[swift-evolution] [Review] Require self for accessing instance members

Charles Srstka cocoadev at charlessoft.com
Sat Dec 19 12:33:11 CST 2015


> On Dec 19, 2015, at 12:23 PM, Charles Srstka via swift-evolution <swift-evolution at swift.org> wrote:
> 
>> On Dec 19, 2015, at 3:02 AM, Tino Heth <2th at gmx.de <mailto:2th at gmx.de>> wrote:
>> 
>> imho the most valuable vote for mandatory self, just one comment on it 
>> 
>>> 1) Accessing a property, in a class, is more expensive than accessing a local variable. The above code would require three message sends and/or vtable accesses instead of one, if it were not assigning the property to a local variable. These unnecessary property accesses needlessly reduce the efficiency of the program.
>> True for Objective-C, and might be true for Swift in many cases as well - but just because of legacy reasons:
>> Correct me if I'm wrong, but I expect that simple getters have no performance penalty at all.
> 
> If a property isn’t marked final, it can be overridden by a subclass. That suggests to me that a vtable lookup is necessary at the very least. Keep in mind also that the property may be computed (and if it’s not, it might *become* a computed property at some point in the future), in which case the performance penalty could be *anything*. It could be an atomic property which takes a lock every single time it’s accessed. It could run some complex computation involving a host of other properties which themselves have unknown costs. It could even be doing something like loading something off the disk each time. Unless you have the source, you just don’t know. (And even if you *do* have the source, hunting down every single access of the property in the future won’t be fun if it becomes necessary to make the property computed in the future).
> 
> IMHO, best practice is to load the property once and then use the result of that, instead of spamming the getter over and over and over.
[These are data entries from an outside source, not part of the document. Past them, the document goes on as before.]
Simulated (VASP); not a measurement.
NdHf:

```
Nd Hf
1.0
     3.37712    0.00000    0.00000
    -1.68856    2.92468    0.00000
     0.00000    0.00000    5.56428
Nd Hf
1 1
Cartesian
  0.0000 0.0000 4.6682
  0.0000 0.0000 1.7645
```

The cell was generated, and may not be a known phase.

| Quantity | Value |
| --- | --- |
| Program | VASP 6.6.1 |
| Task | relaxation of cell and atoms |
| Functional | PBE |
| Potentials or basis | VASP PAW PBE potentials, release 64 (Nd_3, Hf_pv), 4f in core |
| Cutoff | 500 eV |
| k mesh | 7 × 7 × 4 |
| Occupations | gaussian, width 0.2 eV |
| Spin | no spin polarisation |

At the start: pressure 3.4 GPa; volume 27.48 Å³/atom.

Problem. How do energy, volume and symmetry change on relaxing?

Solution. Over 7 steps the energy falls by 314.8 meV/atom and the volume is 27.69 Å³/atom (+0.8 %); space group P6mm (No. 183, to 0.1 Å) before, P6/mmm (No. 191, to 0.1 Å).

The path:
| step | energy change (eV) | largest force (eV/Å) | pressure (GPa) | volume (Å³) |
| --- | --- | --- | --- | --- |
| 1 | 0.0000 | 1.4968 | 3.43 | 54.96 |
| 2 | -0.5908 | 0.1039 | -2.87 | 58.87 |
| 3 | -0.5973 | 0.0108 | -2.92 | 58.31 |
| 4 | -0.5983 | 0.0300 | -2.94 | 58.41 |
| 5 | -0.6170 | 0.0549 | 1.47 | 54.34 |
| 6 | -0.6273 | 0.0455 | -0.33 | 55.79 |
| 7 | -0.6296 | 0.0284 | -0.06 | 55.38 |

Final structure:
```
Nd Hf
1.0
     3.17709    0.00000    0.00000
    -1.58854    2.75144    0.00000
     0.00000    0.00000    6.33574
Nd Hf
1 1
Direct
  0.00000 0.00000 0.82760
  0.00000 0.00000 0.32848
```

Another thing worth keeping in mind is that Apple has stated interest in fixing the fragile base-class problem in Swift (as, indeed, they will need to if it is to be usable as a framework language). However they solve this, it will have to create some kind of layer of indirection indirection when accessing instance members of classes (and possibly even structs, if they decide that framework authors should have the flexibility to add things to those as well). A small penalty, but still one to be aware of.